Monday, 3 January 2022

Scaling up heat pump installation – counting the benefits

It is generally recognised that reducing carbon emissions is going to mean lots of heat pumps (or other electric heating systems) installed in homes to replace gas and oil boilers. However, heat pumps are (currently) more expensive to run and to install and not many households have been persuaded so far. The government is running a public consultation now on a market mechanism to increase the install rate [1]. By their own assessment this policy has a net social cost of £0.6 billion over 4 years. So how can this be sensible? Or is there a fundamental problem with the cost benefit analysis? - I think there is.

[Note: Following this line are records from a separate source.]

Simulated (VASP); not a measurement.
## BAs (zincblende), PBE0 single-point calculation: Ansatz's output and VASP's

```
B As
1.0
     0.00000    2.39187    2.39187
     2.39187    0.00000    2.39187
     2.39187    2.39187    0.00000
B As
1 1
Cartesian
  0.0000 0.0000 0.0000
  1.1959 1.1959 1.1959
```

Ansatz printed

This chart illustrates the balance in costs and benefits – it is quite finely balanced.

Data from the consultation 'A market based mechanism for low carbon heat' cost benefit analysis [4]


We need to install 600,000 heat pump installation a year by 2028.

The government’s Heat and Building Strategy [2] target includes :

  • 7-11 million homes on heat pumps by 2035 . The lower figure applies if hydrogen heating proves practical and the gas grid can be converted which means some homes can convert to hydrogen boilers instead. 
  • 600,000 heat pump installations per year by 2028. Currently we have 35,000 per year[2] but most of these must be in new homes. Heat pump retrofits usually qualify for the RHI but this recorded only 12,000 installations over the year to April 2021 [3].

This will be difficult, given the additional capital costs.

Scaling up the install rate will be difficult. Heat pumps are currently more expensive to install and to run than gas boilers for most households - at least they were when the heat and buildings strategy came out. Since then, gas and oil prices have risen but electricity prices will be less affected because about half our power comes from renewables. That will help. In any case there is to be a consultation on rebalancing fuel and electricity costs - so maybe it is just the capital costs we need to worry about.

As well as increasing install rate the market mechanism for low carbon heat is supposed to achieve a large reduction in capital costs. The consultation document mentions 25-30% reductions but the cost benefit analysis (CBA) assumes 20% in the central scenario.

The mechanism proposed is a ‘low carbon heating obligation’ on heating system manufacturers.

The market mechanism proposed is to require heating system manufacturers to install an increasing proportion of low carbon heating systems over time. This is akin to the mechanism used to accelerate the build rate for large scale wind and solar electricity generation. It was called the Renewables Obligation – power generators had to present ROCs (renewables obligation certificates) to prove that the required proportion of generation was from renewable sources. More recently, the EU has used similar rules to require vehicle manufacturers to reduce emissions over time. There are lots of interesting questions in the consultation about the detail of the low carbon heating proposals but I won’t go into them here. In my response to the consultation I have suggested mechanisms to monitor quality and incentivise efficiency rather than just counting the number of installations.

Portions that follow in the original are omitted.